Disagreeing With Analyst Downgrade on US Airways
Mark is a member of The Motley Fool Blog Network -- entries represent the personal opinion of the blogger and are not formally edited.
Even with a fundamental shift in the airline sector, analysts are quick to downgrade US Airways Group (NYSE: LCC) at market low earnings multiples. Sure the airline industry has historically struggled to make profits, but the recent consolidation provides hopes for a liberated industry.
The company operates more than 3,100 flights per day and serves 198 communities around the globe. US Airways expects to close the merger with AMR Corp. (NASDAQOTH: AAMRQ.PK) in the third quarter to become the largest domestic airline. The stock, though, was down around 6% at the lows of the day based in large part on the downgrade.
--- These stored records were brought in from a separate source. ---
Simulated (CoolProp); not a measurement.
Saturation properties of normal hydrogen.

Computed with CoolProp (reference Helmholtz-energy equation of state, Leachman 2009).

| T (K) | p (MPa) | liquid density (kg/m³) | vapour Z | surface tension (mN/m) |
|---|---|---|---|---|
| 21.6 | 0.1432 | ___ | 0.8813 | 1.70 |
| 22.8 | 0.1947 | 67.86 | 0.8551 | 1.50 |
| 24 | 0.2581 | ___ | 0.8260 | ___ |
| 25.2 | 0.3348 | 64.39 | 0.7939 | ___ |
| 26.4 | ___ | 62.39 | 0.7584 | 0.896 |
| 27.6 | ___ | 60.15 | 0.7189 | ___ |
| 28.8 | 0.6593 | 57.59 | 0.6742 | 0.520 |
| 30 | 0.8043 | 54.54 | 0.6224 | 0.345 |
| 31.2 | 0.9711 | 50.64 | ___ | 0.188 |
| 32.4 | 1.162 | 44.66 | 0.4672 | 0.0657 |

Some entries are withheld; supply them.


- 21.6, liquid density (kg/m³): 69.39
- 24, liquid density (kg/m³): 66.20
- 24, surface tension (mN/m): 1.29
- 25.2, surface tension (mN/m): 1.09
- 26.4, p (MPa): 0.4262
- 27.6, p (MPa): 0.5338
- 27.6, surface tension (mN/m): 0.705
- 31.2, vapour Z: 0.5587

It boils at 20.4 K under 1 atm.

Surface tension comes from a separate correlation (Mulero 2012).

Bank of America downgraded shares of US Airways and lowered the price target on the stock to only $16. The analyst placed an underperform rating on the stock based on concerns that the proposed merger with AMR wouldn’t produce enough synergies in the short-term to justify a higher price.
One important factor to note when reviewing an analyst position is whether the previous prediction was accurate. Note that the analyst was previously neutral on the stock while it soared to $19.70 prior to the recent sell-off. Any analyst neutral or negative on the stock missed a significant run over the prior months. In reality, this downgrade didn’t change negative opinion by the analyst. If an investor believes in the story, this opinion shouldn’t be followed.
Best load factor for May
The intriguing part of the downgrade is that US Airways reported a record load factor in May of 85.8% for mainline passenger traffic. The figure was up 1.7 points versus last May. More importantly the revenue passenger miles increased by 5.9% compared to the 3.9% increase for the available seat miles.
Most of the May and year-to-date traffic numbers at US Airways and other airlines continue to suggest a major shift in the airlines focus away from market share towards profits.
Cheap earnings multiple
Clearly the market doesn’t fully believe in the airline industry yet. The stocks trade at some of the lowest multiples in the market by far. With the market approaching PE multiples of around 16, the top airlines all struggle to reach 6.
US Airways trades at 5.5 times forward estimates yet the analyst placed an underperform on the stock. Fellow industry behemoths Delta Air Lines (NYSE: DAL) and United Airlines (NYSE: UAL) trade at multiples closer to 6 times forward earnings.
With the consolidation in the industry and plans by Delta to legitimately return capital to shareholders, it seems unreal that investors are willing to unload the airline shares at such low valuation multiples.
Analysts expect earnings to surge at Delta, reaching over $3 in 2014 from earnings of just $1.88 in 2013. Revenue growth should be limited, but the company will be able to drive margins from less competitive pricing.
Analysts expect United Airlines to see earnings jump to $4.91 in 2014 from $3.65 this year. Trading at $31, the stock is extremely cheap based on any valuation analysis assuming the industry has moved away from the market share focus.
When most slow growth sectors such as utilities trade at earnings multiples of double that of airlines, investors should consider rotating sectors. Clearly the airlines have a history of disappointing the market, but the tide appears to have shifted with this last consolidation of AMR into US Airways.
Based on the May load factors and cheap earnings multiples, the analyst downgrade of US Airways appears to provide a great buying opportunity instead of a reason to panic.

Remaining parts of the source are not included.